This is the 29th consecutive month with under 100,000 units sold in Mexico. During the first half of this year, there have been 601,561 registered vehicles sold, a reduction of 0.2 percent when compared to the first six months of 2021.
Japanese car manufacturer Nissan topped the chart with 16.1 percent of total sales for this segment with 13,745 units sold. General Motors and Volkswagen followed in second and third place, with 15 percent and 11.5 percent market share and 9,383 and 7,891 units sold, respectively.
The constant disruptions in the supply chain of critical materials have challenged the global automotive industry, especially with vehicles incorporating new technology every day to compete with other brands.
“Auto parts production is becoming increasingly sensitive to the availability of raw materials. State-of-the-art technology is becoming crucial in their production as data analytics is being leveraged to avoid material waste and maximize recycling capabilities,” said Francisco González, Executive President, National Auto Parts Industry (INA), to MBN.
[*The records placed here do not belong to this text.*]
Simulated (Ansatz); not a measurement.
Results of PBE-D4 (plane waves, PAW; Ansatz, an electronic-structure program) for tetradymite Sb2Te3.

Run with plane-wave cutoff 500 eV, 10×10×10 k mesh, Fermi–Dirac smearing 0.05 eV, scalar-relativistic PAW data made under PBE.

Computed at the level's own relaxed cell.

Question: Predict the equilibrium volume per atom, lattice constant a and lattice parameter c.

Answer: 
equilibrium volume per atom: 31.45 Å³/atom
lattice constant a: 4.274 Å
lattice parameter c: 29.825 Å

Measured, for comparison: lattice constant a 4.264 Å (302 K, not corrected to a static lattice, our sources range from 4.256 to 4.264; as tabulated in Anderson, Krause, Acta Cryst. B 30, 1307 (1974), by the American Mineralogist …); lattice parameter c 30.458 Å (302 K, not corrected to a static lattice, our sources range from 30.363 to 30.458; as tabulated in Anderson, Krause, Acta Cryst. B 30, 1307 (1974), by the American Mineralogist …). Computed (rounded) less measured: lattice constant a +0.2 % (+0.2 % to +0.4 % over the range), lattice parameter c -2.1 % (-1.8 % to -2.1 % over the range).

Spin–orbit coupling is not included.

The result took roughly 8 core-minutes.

The auto parts market is becoming increasingly complex, requiring advanced technologies such as dashboards and security systems. “Auto tech is changing the supply chain and it is crucial to develop more talent specialized in the field and to upskill the workers who are already on the production lines,” said González.
Other external factors are affecting the automotive industry: inflation and uncertainty, which led banks to increase the cost of credits. The recurrent inflationary increases have opened the door to other financial alternatives. For example, the self-financing method is forecasted to grow by 17 percent during 2022, said Andrés de la Parra, General Director, Automotive Credit System (Sicrea).
All means of financing are expected to continue to play a role in vehicle acquisition. During May 2022, the Mexican Association of Automobile Distributors (AMDA) reported that 60.1 percent of all the marketed vehicles were sold via an automotive loan, as previously reported by MBN.
“The auto financing market behaves very differently from any other type of financing. At a time when inflation is directly affecting the pockets of Mexicans, this industry offers the possibility of programmed savings at all socioeconomic levels, without the need to pay a down payment for those who dream of acquiring a new car and we are prepared to make this a reliable and agile experience,” said de la Parra.